Organizations overlook leadership capability building in AI investments

AI transformations fail when organizations overlook leadership. Executives must set strategy and model learning instead of delegating to specialists.

Published on: Jul 08, 2026
Organizations overlook leadership capability building in AI investments

Most organizations investing in AI focus on technology, data, governance structures, and people. Yet one capability is often overlooked: leadership. According to Laura Brandwacht, partner at Rewire, this gap is remarkable because "AI transformations ultimately do not succeed simply because organizations deploy AI. They succeed because leaders create the conditions required for AI to deliver meaningful value."

The leadership gap in AI transformations

In many organizations, leaders are expected to guide an AI transformation without being systematically prepared for it. The assumption is that they will learn along the way-attending steering committees, reading reports, listening to experts. Sometimes they do. More often, they don't, not because they lack capability or ambition, but because leading in the age of AI demands a different set of skills and perspectives.

AI is not simply another technology implementation. It raises strategic questions about competitive advantage, operational questions about redesigning processes, organizational questions about roles and skills, and human questions about uncertainty and change. Leaders must navigate all of these simultaneously. That requires more than awareness. It requires capability.

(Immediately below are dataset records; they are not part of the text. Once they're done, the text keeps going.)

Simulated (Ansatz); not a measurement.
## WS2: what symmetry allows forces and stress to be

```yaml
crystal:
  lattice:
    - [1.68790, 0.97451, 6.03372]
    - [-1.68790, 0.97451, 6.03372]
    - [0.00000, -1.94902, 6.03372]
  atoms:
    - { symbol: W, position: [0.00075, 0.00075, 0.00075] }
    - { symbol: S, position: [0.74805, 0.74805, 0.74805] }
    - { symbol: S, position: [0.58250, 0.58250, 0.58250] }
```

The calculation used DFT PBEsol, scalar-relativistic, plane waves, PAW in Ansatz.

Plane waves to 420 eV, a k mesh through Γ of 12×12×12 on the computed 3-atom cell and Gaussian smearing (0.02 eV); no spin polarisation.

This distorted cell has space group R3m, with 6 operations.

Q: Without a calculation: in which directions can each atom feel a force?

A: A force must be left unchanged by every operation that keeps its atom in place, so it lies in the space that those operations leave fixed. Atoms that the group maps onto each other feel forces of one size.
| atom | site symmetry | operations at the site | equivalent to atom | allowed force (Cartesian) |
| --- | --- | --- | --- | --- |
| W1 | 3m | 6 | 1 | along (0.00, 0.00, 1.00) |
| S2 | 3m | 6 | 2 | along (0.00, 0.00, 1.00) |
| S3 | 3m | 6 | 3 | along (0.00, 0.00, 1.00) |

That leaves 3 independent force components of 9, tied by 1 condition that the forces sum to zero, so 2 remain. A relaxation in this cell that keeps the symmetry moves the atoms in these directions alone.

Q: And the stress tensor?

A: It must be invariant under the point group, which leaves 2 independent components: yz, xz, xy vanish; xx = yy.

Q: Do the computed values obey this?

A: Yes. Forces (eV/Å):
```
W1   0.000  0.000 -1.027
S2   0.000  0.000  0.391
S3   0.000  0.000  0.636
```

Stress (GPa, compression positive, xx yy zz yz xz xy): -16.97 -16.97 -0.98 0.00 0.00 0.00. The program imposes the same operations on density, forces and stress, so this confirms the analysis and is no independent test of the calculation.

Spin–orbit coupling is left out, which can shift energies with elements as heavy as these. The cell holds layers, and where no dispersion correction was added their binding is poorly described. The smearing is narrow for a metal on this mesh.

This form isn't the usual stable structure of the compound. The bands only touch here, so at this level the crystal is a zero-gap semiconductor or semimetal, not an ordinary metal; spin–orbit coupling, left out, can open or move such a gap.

Why AI leadership cannot be delegated

One misconception is that AI leadership can be delegated to a specialist team. Organizations establish AI centers of excellence, appoint AI leads, or hire external experts and assume this solves the leadership challenge. It doesn't. Specialists can provide expertise, develop solutions, and advise, but they cannot make leadership decisions. They cannot decide which opportunities deserve investment, how AI supports strategic priorities, or whether a process should be optimized, automated, or fundamentally redesigned.

The role of leaders is not only to accelerate AI adoption. It is to decide where AI should create strategic value and to challenge the organization to rethink how work gets done. The biggest opportunities rarely come from adding AI to existing processes. They come from redesigning parts of the business around the new possibilities AI creates. Those responsibilities remain firmly with leadership.

Why capability building must start at the top

Many organizations instinctively start AI capability building at the operational level-training employees, creating communities of practice, identifying ambassadors. These initiatives are valuable, but they overlook a fundamental reality: organizations need direction before they need adoption. People want to understand what matters, where the organization is heading, and how AI connects to strategic priorities. Those answers must come from leadership.

That is why capability building should start at the top and cascade downward. Boards and executive teams need to develop a shared perspective on AI before senior leaders can translate that perspective into priorities. Senior leaders need to create clarity before managers can effectively guide their teams.

Without this sequence, organizations often create enthusiasm without direction, and enthusiasm alone rarely leads to transformation. Investing in AI for Executives & Strategy ensures that leadership teams speak a common language and can make aligned decisions quickly.

Leaders must be visible learners

Perhaps the most underestimated aspect of AI leadership is the role-modeling effect. Many leaders expect their teams to experiment with AI, adopt new ways of working, and continuously develop new skills. Yet few leaders actively demonstrate those behaviors themselves. When leaders visibly engage with AI, experiment with tools, share lessons learned, and openly acknowledge what they are still learning, they create psychological permission for others to do the same.

This matters because AI introduces uncertainty. No leader has all the answers. The technology is evolving too quickly. "The most effective leaders are therefore not those who present themselves as experts," Brandwacht said. "They are those who demonstrate curiosity, learning agility, and a willingness to learn in public." In many ways, leaders set the tone for how the rest of the organization responds to these rapid developments.

Why this matters for Executives and Strategy

Organizations often treat leadership capability building as a supporting activity within their AI transformation. Brandwacht argues it should be viewed as a core investment-one that determines whether AI transformation succeeds in the first place. Technology, data, and governance matter, but leaders determine how those elements come together to create impact. In a world where AI is reshaping industries, developing leaders who can provide direction, make informed decisions, and guide people through uncertainty may be one of the highest-return investments an organization can make.